The first work I noticed was “Frühling der Revolution. Europa 1848/49 und der Kampf für eine neue Welt” (DVA 2023), the German translation of Christopher Clark’s latest work “Revolutionary Spring: Fighting for a New World 1848-1849” (Penguin Books, 2022), comprising 1,168 pages and no doubt exhausting the topic for many years to come. In Deutschlandfunk on 21 October 2023 , however, Florian Felix Weyh characterised Clark as “stricken by a fear of shortening”, and other reviewers also criticised the amount of material and the concurrency of numerous passages that were often perceived as secondary topics, making the book unnecessarily convoluted. Yet those who are familiar with Clark as an author know that he writes in an enthralling way and captures the reader’s attention through the wealth of detail.

Right next to it was a further “brick”: “Weltenbrand. Der große imperiale Krieg 1931–1945” (Rowohlt 2023), the German translation of “Blood and Ruins: The Great Imperial War, 1931-1945” (Allen Lane 2021) by Richard Overy. There are many books about the Second World War, but Overy’s work covers an unusual period of time in that he begins with the invasion of China by Japan in 1931, placing greater emphasis on the global aspect of the world war than most historians usually do. In this way his work is more like a world history of imperialism than a mere narrative of the events of the war in Europe. The book has 1,520 pages and weighs 1.7 kg – another reason why it doesn’t exactly lend itself to bedtime reading.

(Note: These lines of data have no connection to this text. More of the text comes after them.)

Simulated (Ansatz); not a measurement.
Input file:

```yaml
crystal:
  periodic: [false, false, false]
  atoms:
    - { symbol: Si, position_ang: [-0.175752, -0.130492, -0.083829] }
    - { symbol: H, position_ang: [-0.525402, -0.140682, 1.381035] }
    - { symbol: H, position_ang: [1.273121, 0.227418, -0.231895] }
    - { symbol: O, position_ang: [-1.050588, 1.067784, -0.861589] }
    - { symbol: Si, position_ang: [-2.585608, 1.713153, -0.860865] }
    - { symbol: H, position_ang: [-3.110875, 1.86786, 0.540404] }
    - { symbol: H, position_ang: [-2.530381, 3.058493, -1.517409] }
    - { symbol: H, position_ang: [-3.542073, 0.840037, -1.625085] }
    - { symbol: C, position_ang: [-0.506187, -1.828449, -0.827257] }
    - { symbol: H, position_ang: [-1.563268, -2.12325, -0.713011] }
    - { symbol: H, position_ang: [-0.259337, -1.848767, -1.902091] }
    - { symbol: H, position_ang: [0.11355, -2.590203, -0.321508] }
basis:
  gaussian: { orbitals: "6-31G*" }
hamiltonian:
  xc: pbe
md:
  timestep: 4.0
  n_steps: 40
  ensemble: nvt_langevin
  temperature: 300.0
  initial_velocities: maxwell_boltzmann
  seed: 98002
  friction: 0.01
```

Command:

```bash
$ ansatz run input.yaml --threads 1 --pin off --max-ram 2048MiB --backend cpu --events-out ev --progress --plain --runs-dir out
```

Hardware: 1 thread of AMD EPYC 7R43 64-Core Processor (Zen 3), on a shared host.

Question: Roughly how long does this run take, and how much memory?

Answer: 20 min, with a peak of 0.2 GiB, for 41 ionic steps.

Like a sequel to Overy, Frank Trentmann’sAufbruch des Gewissens. Eine Geschichte der Deutschen von 1942 bis heute” (S. Fischer 2023), the German version of his history book “Out of the Darkness. The Germans, 1942–1992” (Penguin 2023), is quite literally a weighty work. With its 1,036 pages, just under the limit, it takes Stalingrad as a turning point in the Second World War to relate the history of Germany up to the present. It is not just a list of dates and facts, instead presenting a history of German mentality from the Shoah and the end of the war, through the “economic miracle” in West Germany, and on to the ’68 generation and the reunification, whereby the question of guilt, morality and remembrance is always in the foreground. That Germany had already become a country of immigration was not politically recognised for a long time, nor was it admitted that the victims of the Holocaust had failed to receive the necessary acknowledgement. Of central importance in Germany after the reunification were the questions of how to deal with authoritarian states and the ambivalent moral compass with regard to the environmental movement, not to mention the recent debates about migration.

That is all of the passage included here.